# Looking for pictures and video clips for a youtube video.



## JustDressageIt (Oct 4, 2007)

May I ask what this video will be used for? (i.e. what is the goal of the video?)


----------



## SPhorsemanship (Apr 5, 2010)

Yes, good question. As I've said, it is not to criticize anything. I want to show people the mistreatment, misunderstanding, and bad relationships between some horses and humans as well as a natural and free approach that can be created. I want to show how some show horses are run into the ground for the winning of the rider. I forgot to mention that it will probably be featuring Klaus Ferdinand Hempfling.
So, the main goal of the video is to give a message to people about the bad side with horses and the good side.


----------



## JustDressageIt (Oct 4, 2007)

Yes... there are good and bad sides no matter what discipline or method of training you do. I could post photos of my horse bucking and 'misbehaving' on the lunge line (read: blowing off steam) but in the context you're describing, I would kind of be shooting myself in the foot saying that my training method is incorrect and that I'm 'abusing' my horse. 
I would also like to point out that while someone might have a clip of a horse _that isn't theirs_ misbehaving or being abused, unless you have explicit permission from the horse owner and handler in the video, you might be stepping into a relative grey area of what would be considered "acceptable" advertising. 

If I may offer some advertising advice... I would stay away from the whole "this is bad, our method is good" type of advertising. When I see that type of propaganda, I'm more liable to criticize the program that put the video out than look at it in a good way. You're better off to show off your program in the best light you can, rather than using fear/anger tactics.


----------



## SPhorsemanship (Apr 5, 2010)

I really am not trying to make any kind of riding look bad because as you have said there are bad sides to everything. Your horse blowing off some steam probably wouldn't even fit into this video. I don't really consider playful or exited bucking anything bad, I would maybe even put that in the natural horsemanship side because if you are letting your horse express itself and letting him get his energy out, there is nothing bad there, that is good. I'm actually trying not to say anything about a particular method either, and thank you for pointing out that I have used the term natural horsemanship. Do you have any ideas as what I could say instead of "natural horsemanship". I just want to say that people should listen to the horse. i.e. give the horse a voice. 

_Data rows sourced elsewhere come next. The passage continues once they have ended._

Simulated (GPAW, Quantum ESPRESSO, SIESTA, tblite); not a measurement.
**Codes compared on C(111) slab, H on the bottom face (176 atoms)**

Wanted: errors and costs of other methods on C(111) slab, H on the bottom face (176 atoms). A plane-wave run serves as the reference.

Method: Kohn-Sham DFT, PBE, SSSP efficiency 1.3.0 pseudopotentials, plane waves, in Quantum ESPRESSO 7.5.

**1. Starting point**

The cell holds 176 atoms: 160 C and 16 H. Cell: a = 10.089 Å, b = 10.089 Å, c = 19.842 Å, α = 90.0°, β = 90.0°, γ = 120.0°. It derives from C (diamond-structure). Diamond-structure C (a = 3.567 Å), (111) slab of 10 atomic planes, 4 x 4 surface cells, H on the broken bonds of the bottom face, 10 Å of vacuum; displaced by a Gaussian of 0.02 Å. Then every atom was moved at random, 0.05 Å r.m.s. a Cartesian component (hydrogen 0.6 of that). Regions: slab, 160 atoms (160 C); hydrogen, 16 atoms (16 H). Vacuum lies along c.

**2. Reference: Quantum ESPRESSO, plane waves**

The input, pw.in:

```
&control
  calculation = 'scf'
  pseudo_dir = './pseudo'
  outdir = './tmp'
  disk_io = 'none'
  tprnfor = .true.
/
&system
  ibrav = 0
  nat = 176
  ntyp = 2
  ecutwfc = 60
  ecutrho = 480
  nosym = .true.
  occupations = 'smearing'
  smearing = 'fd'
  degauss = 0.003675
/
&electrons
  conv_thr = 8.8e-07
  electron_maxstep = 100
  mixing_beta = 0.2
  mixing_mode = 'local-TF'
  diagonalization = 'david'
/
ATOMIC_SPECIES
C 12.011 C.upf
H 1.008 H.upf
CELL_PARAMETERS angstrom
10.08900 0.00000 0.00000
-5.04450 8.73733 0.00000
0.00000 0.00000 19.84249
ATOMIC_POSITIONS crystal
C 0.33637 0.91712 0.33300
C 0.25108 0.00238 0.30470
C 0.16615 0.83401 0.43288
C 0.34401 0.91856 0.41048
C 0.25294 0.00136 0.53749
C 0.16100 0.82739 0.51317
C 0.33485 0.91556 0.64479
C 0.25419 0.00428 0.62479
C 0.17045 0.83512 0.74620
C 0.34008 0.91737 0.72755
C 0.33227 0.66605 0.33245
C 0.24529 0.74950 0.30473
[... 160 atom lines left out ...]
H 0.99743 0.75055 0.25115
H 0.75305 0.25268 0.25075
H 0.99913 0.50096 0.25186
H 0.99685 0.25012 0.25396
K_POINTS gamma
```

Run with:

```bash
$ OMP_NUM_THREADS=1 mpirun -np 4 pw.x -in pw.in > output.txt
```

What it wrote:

I'm considering changing the video topic to something more specific after hearing what you have said. I think many people will interpret the video the wrong way. Tell me what you think of these ideas
1)The bit: how it can be cruel and how it can be a very good way to communicate with a horse.
2)horses sport: the bad sides(overtiring, abuse,bits,spurs etc.), how it has changed,
3)classical(including baroque riding) vs. modern dressage
4)The whip: just like the bit-misuse and proper use. How the proper use makes the communication between horse and rider much better
5)Art of horsemanship: the communication between horse in human. *not "natural horsemanship"* 
6)Natural horsemanship: how it has been carried away and is now mainly to make money. eg.parelli(in most cases)


----------



## Mike_User (Oct 24, 2006)

Hello SPhorsemanship,

Will the video you are soliciting submissions for be used to promote a particular website, product, or service?


----------



## SPhorsemanship (Apr 5, 2010)

No it's just to show some of the bad aspects of being with horses that too many people show a blind eye to.


----------



## SPhorsemanship (Apr 5, 2010)

bump is anyone interested?


----------